Watch out college sports, labor unions are heading your way.
This week we witnessed the Dartmouth men’s basketball team vote to form the first labor union in college sports, and while Dartmouth officials have already pushed back vehemently on the idea, this move has definitely opened Pandora’s Box for the future of amateur sports. Where the Dartmouth union efforts end up remains to be seen, but we can be confident that regardless of the decision we will soon see many more college teams and athletic programs follow a similar path. Dartmouth student athletes have presented a very formidable argument detailing how they are more in line as employees at Dartmouth than they are students, and because of this unique relationship they should have traditional employee perks afforded to them. Now that Name, Image, Likeness (NIL) is a thing, are college athletic unions next?

If it walks like a duck…
Are college student athletes legitimate college employees? Or are they still “amateur” student athletes who enjoy receiving varying amounts of scholarship money in exchange for playing on a university team? While the NCAA and member schools will argue that student athletes are already “paid” by means of athletic scholarship money, when you drill just a little deeper on this issue you soon see where student athletes are coming from with their efforts to unionize. Student athletes, especially in football and basketball, are revenue-producers for universities nationwide. Additionally, student athletes are held to different unique standards with respect to how they earn money (though that is changing), their minimum grade point average to stay eligible and compete, and a host of social expectations relating to their personal conduct. Throw in additional concerns including travel (sometimes across the country), scholarships that really do not amount to much (i.e. books), and the constant pressure to select a “dummy major” to stay eligible, and you quickly begin to see the nuance relating to college amateur athletics, and why Dartmouth is pushing for unionization. The reality is that today’s college student athletes live a very unique life, and far more resemble professional athletes (and employees of their respective universities) than they do their college, non-sport peers.

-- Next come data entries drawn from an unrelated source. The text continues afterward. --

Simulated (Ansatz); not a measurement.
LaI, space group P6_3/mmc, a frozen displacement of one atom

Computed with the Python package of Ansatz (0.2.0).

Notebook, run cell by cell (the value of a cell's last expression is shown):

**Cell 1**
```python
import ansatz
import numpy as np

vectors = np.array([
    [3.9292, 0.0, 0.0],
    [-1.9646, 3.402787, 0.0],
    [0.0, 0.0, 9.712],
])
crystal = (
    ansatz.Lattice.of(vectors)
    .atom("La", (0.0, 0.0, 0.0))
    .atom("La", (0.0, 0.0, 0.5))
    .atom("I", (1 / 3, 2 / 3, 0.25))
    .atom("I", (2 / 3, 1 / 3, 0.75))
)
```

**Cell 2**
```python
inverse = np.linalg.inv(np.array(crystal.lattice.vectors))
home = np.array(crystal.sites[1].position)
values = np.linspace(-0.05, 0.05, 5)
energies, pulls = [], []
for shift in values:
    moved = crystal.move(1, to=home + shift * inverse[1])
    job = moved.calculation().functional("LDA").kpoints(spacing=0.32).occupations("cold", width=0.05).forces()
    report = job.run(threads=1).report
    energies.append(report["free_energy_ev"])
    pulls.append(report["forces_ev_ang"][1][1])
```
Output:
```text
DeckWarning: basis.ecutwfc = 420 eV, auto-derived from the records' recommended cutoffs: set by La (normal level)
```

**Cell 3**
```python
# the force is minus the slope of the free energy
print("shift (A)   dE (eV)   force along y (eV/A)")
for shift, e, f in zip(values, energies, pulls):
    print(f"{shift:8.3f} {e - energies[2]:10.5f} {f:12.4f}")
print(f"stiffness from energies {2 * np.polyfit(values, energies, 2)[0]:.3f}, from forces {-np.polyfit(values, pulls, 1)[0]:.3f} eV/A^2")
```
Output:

The guess here is that the efforts being made at Dartmouth will be replicated by other schools soon, but we should ask ourselves did it really need to get to this point? For years student athletes have raised concerns over the issues prompting them to unionize, and to date the only response has been either being totally ignored, or being told they should appreciate what they have already by means of academic scholarship money. Student athletes have retorted by identifying their incredibly rigorous training schedules (that only get more exhausting every year), the pressures they experience to stay eligible (and thereby make money for the university), and a host of additional concerns where they feel taken advantage of by their respective universities. While they absorb these demands, they have watched college coaches make tens of millions of dollars, state-of-the-art stadiums and training centers built, and stadiums full of fans wearing their jerseys (yet they still do not profit from these sales). Even if you do not agree that unionization is the answer, you can at least see how we got to this point

Final thoughts
As we keep an eye out to what happens at Dartmouth, we should prepare to see many more of these cases in the very near future. To date, Dartmouth has threatened to simply cut the basketball program in response to unionization, and while that could happen with Dartmouth men’s basketball, it’s laughable to think that other, high-powered D1 universities will cut their football or basketball programs with such lucrative revenues. While it took a long time to see substantial change to college sports, we are currently in the throes of some monumental shifts with respect to contemporary philosophy and more equal income distribution.